Authorities said they were not sure what the sound might have been. They said there was no evidence that the report was a hoax.
The report of possible gunshots came just before 7:30 a.m. The response included the FBI, federal marshals, paramedics and the Department of Homeland Security. Nearby roads were closed and nearby buildings evacuated, and security was stepped up at the White House.
Workers on the Navy Yard campus were ordered to stay in place, and those who had not reported to work were told to stay home.
“It was pretty much like the first time, a lot of people running for the exits,” Navy Lt. Cmdr. Scott Williams said.
On Sept. 16, 2013, Aaron Alexis, a former Navy reservist with a troubled mental health history, opened fire in an office building at the Navy Yard, paralyzing the capital before he was taken out in a gunfight with authorities.
Alexis was in the building for more than an hour before he was stopped. It was the second-deadliest rampage on an American military base, after the Fort Hood shootings in Texas in 2009. The building where Alexis opened fire reopened in February after renovations.
Chief Cathy Lanier of the Washington police declined to say whether the worker who reported the possible gunshots was at the Navy Yard on the day of the rampage two years ago.

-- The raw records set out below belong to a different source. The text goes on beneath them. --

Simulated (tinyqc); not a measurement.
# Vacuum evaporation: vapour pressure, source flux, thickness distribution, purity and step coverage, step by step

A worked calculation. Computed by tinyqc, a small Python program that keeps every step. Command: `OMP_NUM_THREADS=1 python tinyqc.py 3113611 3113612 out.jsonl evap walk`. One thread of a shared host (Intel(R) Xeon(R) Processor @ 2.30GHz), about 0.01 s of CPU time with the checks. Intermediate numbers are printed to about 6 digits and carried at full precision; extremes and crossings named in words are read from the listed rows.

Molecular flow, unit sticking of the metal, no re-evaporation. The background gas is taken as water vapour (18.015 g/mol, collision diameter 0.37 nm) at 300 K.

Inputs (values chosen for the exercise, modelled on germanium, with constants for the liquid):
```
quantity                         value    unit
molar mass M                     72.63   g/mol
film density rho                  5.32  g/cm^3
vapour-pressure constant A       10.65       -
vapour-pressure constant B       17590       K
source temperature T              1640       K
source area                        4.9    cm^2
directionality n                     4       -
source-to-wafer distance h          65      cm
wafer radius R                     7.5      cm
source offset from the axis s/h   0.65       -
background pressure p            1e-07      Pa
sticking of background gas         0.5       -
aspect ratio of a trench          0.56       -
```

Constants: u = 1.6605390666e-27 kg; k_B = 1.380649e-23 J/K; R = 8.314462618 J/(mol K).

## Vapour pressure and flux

Federal authorities have warned law enforcement agencies across the country about a heightened threat of attacks over the July Fourth holiday, but Lanier of the Washington police said that had nothing to do with the response.
“We never lower our threat level,” she said.
The Navy Yard is in southeast Washington, near the headquarters of the Transportation Department and the ballpark of the Washington Nationals. It is about two miles from the Capitol.